I generally do my best to ignore political commentary and rhetoric, especially of the right wing variety, because all it does is annoy, not to say infuriate. But once in awhile I bump into some by accident, and it’s invariably even worse than I had imagined. A few evenings ago for instance I tripped over some absurd person on tv (and not even on Murdoch’s Fox channel, but on Gates’ msnbc) ranting about those liberal elitists who dare to disagree with President Bush. That’s the definition of elitism? Disagreeing with Bush? Because…what? Bush was born in a mud hut? Bush is the twelfth child of Mississippi sharecroppers who got where he is today by sheer force of brains and talent? Bush wouldn’t know an elite if it sat down next to him and thanked him for eliminating the estate tax? Is that how that is?
And then last night I heard Geoff Nunberg on Fresh Air discussing a piece by Peggy Noonan in the Wall Street Journal that was even more ridiculous, not to say downright sinister in places. All about the ‘stunning’ patriotism of good old ‘bigger and realer’ America.
American journalists still fear that, being called biased in favor of America. So do intellectuals, academics, local clever people who talk loudly in restaurants, and leftist mandarins of Washington, Los Angeles, New York, and other cities. For all cities have them. But there was always another America, and boy has it endured…They came from a bigger America and a realer one–a healthy and vibrant place full of religious feeling and cultural energy and Bible study and garage bands and sports-love and mom-love and sophistication and normality.
It gets even worse, with a lot of drivel about the pope, but I’ll spare you. I’ll spare you so that I can give myself plenty of room to look at Noonan’s sly, nasty, and frankly sick-making rhetoric. Note that intellectuals and clever people are from a smaller and less real America than the one those other, Good people inhabit. Note that cities are bad places. And note (if you can without turning pale and having to rush for a basin) the cheerleading for religious feeling and ‘Bible study’ and…sports-love? and…mom-love? mom-love?? Philip Wylie where are you when we need you. Chatting with Norman Bates, probably. And then of course the clincher. Normality. Ah yes. Normality. Because of course all those other, bad, wicked, urban, eddicated people with their mandarin leftism and their fear of patriotism, they are not normal. They are weird. Odd. Strange. Or, not to put too fine a point on it, abnormal and perverted and sick.
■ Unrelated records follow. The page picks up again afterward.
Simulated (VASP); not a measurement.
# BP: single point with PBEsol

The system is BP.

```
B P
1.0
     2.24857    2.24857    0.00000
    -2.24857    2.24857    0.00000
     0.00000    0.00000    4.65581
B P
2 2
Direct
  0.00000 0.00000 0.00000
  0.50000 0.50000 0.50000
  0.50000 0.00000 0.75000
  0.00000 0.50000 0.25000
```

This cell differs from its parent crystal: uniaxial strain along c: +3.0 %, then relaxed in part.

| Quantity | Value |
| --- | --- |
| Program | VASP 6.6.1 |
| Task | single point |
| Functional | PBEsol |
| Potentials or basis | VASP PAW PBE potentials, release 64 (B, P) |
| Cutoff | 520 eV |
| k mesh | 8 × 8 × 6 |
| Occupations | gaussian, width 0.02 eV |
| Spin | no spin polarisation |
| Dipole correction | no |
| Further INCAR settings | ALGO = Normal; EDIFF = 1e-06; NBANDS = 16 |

And there is, again, the question of why it is intellectuals who are mandarins, whereas overpaid CEOs who pocket huge bonuses while cutting the pay of their workers are the salt of the earth. There is the even more pressing question, do Republicans never talk loudly in restaurants? I’m not absolutely sure that conforms to my experience of the world. There is the slightly Talibanish air of the desired bigger America – religious feeling and Bible study? One wouldn’t have been enough?
But most of all there is the horrible blinkered narrowness of it, the suffocating parochial smallness, and the disgusting message to the readers: stay as sweet as you are, be little, don’t try to be more, don’t leave, don’t learn, don’t become curious, don’t expand, don’t aspire. Just stay right there in your healthy, vibrant, religious world and never change, or else you will become abnormal and unhealthy. This is particularly repellent coming from someone who herself writes for the Wall Street Journal and other big city publications. She seems to be having an interesting and (sort of) intellectual life, so why all this sneering, why the attempt to discourage other people from broadening their horizons beyond dear mom and the garage? If Peggy Noonan, former White House speechwriter and now columnist for the WSJ, is not a mandarin, who is? Intellectuals and academics? Please.
I wonder how long this is going to go on before all those bigger realer Murkans start to see through it. Start to wonder why it’s intellectuals who are the elitists and mandarins, while rich people are the salt of the earth. Why buying and selling elections and allowing lobbyists and corporate lawyers to write legislation is perfectly fine but disagreeing with George W. Bush about anything is corrupt mandarin city behavior. But then I would wonder, wouldn’t I, because I’m just a sick abnormal citified mandarin myself. Where’s my Bible…
A different, and very minor point that Nunberg made in his commentary is that Noonan uses a rhetorical device in this piece that is more popular with rightists than with leftists. It is that string of ‘ands’ (and Bible study and garage bands and). It’s called polysyndeton. This interests me because it’s a device I use a lot myself, as a friend and editor of mine likes to point out. It could even be said, he hints, that I overuse it. I am now more convinced than I was. I looked it up in a literary dictionary, which said that Hemingway ‘was particularly addicted to this device’ and that ‘in the more extreme instances of his pseudo-biblical style (ouch!) it becomes the equivalent of a verbal tic’. Oh dear.